Hi Cedric,
Hopefully that is not a bad omen for the announcement I'm about to make :-).. Maybe the old contents was just moved to another format, or there was a lack of external contributions, which did not warrant keeping its contents editable by third parties? Anyhow, here goes:
https://chiselapp.com/user/ttcoder/repository/genode-book/home
I like the idea of a developer-oriented documentation maintained in a Wiki-style! Thanks for your initiative.
As you rightfully mentioned on the site, the "Genode Foundations" book is not really suitable for that. I wrote it as a reference, not as a didactic guide. The content is actually manually written, with source-code documentation woven in. You can find the text here [1].
[1] https://github.com/nfeske/genode-manual/blob/master/manual/functional_specif...
I actually don't plan to extend the scope of the "Genode Foundations" book because it is already fairly comprehensive and - as you mentioned - a bit overwhelming.
For the future, I'm considering writing a complementary document that focuses on the building blocks on top of the foundation (VFS, C runtime, networking, storage, GUI stack, virtualization). However, since some of these parts are still in flux, I think it is too early to start an intensive effort as I did for the "Foundations" book, yet.
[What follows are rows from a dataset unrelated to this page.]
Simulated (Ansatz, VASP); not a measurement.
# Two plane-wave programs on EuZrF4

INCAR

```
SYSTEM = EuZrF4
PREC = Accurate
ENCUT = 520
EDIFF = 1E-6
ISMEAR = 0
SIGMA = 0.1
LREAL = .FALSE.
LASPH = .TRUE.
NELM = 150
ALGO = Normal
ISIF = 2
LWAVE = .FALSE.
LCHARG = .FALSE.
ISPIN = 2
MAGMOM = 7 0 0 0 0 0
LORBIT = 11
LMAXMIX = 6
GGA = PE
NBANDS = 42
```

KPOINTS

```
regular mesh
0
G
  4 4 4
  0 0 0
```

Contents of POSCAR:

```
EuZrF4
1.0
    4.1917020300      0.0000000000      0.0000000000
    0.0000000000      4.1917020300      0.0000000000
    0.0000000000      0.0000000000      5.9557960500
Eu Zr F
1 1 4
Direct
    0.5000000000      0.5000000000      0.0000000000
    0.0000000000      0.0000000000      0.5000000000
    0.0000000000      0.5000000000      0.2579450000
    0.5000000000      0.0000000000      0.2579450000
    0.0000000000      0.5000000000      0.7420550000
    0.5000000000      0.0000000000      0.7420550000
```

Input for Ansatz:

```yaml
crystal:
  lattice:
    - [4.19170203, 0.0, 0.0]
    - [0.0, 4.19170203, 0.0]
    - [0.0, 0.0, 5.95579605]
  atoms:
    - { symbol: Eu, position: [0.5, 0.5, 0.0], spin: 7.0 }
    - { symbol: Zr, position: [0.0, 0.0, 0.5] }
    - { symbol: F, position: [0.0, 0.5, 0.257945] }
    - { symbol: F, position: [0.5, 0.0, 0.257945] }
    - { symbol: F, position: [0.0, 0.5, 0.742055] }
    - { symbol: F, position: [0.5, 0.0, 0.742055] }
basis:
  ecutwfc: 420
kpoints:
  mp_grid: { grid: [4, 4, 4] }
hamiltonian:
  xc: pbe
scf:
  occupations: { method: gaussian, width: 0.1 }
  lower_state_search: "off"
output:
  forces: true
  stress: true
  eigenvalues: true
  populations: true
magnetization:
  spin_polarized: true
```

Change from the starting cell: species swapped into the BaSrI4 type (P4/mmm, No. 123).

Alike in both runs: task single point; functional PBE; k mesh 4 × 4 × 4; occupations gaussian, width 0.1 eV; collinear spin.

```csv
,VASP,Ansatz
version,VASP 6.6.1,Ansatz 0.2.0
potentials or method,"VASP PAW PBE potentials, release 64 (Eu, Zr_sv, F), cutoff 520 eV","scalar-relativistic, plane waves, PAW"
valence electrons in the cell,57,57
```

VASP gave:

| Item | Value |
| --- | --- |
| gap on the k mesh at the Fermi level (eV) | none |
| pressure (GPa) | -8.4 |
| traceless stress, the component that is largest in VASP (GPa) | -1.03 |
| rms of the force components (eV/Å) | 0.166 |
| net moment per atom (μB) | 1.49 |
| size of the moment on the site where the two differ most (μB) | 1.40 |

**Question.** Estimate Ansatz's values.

A community-maintained collection of tutorial-style guides would be ideal to fill the gap right now. Regarding the substitution of the placeholders on your site with actual content, it would be good to know which areas would be most appreciated by users and aspiring developers.
Everyone,
* Can you think of concrete examples that you'd find helpful?
* Which areas of Genode do you find most challenging?
* What are the topics and application domains you'd enjoy reading about most?